The classic French name for this type of egg dish is oeufs en cocotte, and it is named after the dishes in which the eggs are cooked, which are called ramekins and look like mini soufflé dishes with enough space for baking one egg. The following recipe will give you the basic method for baking eggs in ramekins. There are several variations, too. Instead of a knob of butter, pour in a tablespoon of double cream, soured cream, crème fraîche or, for a lower-fat version, Greek yoghurt works superbly. In addition, you could sprinkle a dessertspoon of grated cheese on top of the cream.

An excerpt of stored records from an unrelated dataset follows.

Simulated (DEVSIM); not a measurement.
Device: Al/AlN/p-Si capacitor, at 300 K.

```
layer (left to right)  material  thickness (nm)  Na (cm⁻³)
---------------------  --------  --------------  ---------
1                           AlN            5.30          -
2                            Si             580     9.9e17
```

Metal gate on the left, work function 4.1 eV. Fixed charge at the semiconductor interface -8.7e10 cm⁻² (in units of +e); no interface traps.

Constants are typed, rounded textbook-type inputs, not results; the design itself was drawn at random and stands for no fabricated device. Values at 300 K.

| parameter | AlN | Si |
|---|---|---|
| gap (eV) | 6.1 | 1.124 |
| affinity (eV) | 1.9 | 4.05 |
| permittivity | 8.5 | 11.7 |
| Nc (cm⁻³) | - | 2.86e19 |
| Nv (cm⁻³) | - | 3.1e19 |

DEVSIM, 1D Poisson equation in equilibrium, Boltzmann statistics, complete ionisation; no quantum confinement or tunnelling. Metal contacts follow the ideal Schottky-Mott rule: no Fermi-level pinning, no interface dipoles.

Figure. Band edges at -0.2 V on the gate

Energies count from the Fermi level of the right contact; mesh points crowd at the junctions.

Other ingredients that can be included under the egg are lightly cooked asparagus tips or cooked, chopped leeks. You could also use chopped smoked salmon or lightly cooked flakes of smoked haddock.
Serves 2 as a starter
This recipe is taken from How to Cook Book One and has also appeared in Sainsbury's Magazine (Jan 1998)
2 large, fresh eggs
about 1 oz (25 g) butter
salt and freshly milled black pepper
Pre-heat the oven to gas mark 4, 350°F (180°C).
You will also need two ramekins with a 3 inch (7.5 cm) diameter, 1½ inches (4 cm) deep, well buttered, and a baking tin measuring 11 x 8 inches (28 x 20 cm), 2 inches (5 cm) deep.
First boil some water. Break an egg into each ramekin, season, then put a knob of butter on top of each yolk.
Place the dishes in the baking tin, then pop it on the centre shelf of the oven and pour enough boiling water into the tin to come halfway up the sides of the dishes. Now let the eggs bake for 15 minutes if you like them soft and runny, or 18 minutes if you like them more set.
Either way, bear in mind that they go on cooking in the dishes as they leave the oven and reach the table.